My job as a senior officer was to corral the troops. There were about 600 participants, and 28 members on an internal team, with a $3 million budget and a 22-month project time frame to complete our task. There were about 1,200 tasks with 12 milestones, so this was a pretty significant project.

For four to five months I was just really going at it full steam. We had a couple of national meetings associated with pulling together all of the approximately 600 people across the country that were touching this to talk about its progress. During the time leading up to this first meeting, it was really, really, really stressful.

I was working late hours and weekends, and it put a lot of strain on my personal life because it was all consuming.

It was the nudging of concerned coworkers and supervisors that helped me to see that, wow, I have to make sure I prioritize my health, my sanity, getting rest, and my family. I had to do much more by way of delegating authority, and holding people accountable, such as creating a dashboard that would highlight where a project is at any given time and who’s assigned to the various tasks. That sort of peer pressure was helpful to get certain tasks done.

We were able to stay on budget and meet the project timelines before the actual expectations, so it turned out to be a really successful project, but along the way I learned some pretty tough lessons personally. This was my first managerial job at this level of visibility and risk for the organization. Since taking subsequent jobs as a vice president and then COO, that was a great pivotal moment for me as a leader.

I have to make sure I prioritize my health, my sanity, getting rest, and my family.

The Lesson:

What I learned is it’s vital to delegate authority. Over time, I learned that the individuals I was working with at Blue Cross Blue Shield were for the most part doing a really good job to stay on task. They were completing deliverables within the time frames, eyeing budgetary line items, and trying to do the research to ensure we hit our overall project goals.

I had to learn in that role to trust the team members, and to trust the people who had a stake in the project, and not necessarily strive towards perfection by taking on some of the tasks myself. Delegating and trusting that their best interests are being poured into the project, and their own ownership was extremely important to make sure we could hit those 1,200 project deliverables.

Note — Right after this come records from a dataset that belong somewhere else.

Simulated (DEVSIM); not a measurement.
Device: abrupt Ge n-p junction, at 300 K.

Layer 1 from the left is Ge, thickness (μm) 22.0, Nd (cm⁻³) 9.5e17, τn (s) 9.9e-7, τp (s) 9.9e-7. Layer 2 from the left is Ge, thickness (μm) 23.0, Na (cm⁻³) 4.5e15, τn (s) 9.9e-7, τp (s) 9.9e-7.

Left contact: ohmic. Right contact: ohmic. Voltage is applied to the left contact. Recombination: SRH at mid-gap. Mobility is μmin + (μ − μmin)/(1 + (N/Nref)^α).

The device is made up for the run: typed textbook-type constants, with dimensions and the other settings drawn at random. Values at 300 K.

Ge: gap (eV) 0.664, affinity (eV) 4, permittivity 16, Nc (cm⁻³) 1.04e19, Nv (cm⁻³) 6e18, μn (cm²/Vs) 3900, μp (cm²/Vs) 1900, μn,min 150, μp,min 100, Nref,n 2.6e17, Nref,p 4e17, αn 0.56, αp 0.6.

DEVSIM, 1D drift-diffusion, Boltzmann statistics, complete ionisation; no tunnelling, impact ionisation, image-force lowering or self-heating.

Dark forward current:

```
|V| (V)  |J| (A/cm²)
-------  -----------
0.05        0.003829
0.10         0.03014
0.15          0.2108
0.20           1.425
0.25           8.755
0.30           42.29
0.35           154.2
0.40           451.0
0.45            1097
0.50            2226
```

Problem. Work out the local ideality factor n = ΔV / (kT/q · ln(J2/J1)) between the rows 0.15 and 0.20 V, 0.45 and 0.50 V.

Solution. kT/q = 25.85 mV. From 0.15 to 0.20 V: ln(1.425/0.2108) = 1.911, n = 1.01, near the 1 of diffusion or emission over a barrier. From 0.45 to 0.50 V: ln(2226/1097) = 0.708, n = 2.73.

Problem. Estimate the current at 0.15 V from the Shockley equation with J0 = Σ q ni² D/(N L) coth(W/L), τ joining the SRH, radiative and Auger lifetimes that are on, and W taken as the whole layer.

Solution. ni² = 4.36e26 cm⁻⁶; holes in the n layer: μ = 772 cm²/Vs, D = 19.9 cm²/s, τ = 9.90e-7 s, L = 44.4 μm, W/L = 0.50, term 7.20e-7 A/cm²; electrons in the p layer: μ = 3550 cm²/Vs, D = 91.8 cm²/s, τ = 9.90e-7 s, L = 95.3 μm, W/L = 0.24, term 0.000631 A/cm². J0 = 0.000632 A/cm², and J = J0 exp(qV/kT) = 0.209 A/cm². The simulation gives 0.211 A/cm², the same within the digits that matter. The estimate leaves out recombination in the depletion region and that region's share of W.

In my role as CEO and president of United Way of Central Maryland, there’s been a huge need to collaborate and convene thought leaders and stakeholders in the community around partnering on key initiatives and key objectives that we’re trying to achieve. The ability to connect the dots around the best ways to advance our work within central Maryland becomes extremely important.

Delegating comes much more naturally now, but there’s still a small part of me that’s a perfectionist. There are times when I review a document and have to resist the temptation or urge to want to over edit or over correct someone else’s work, so I do have to constantly keep that on the forefront of my mind.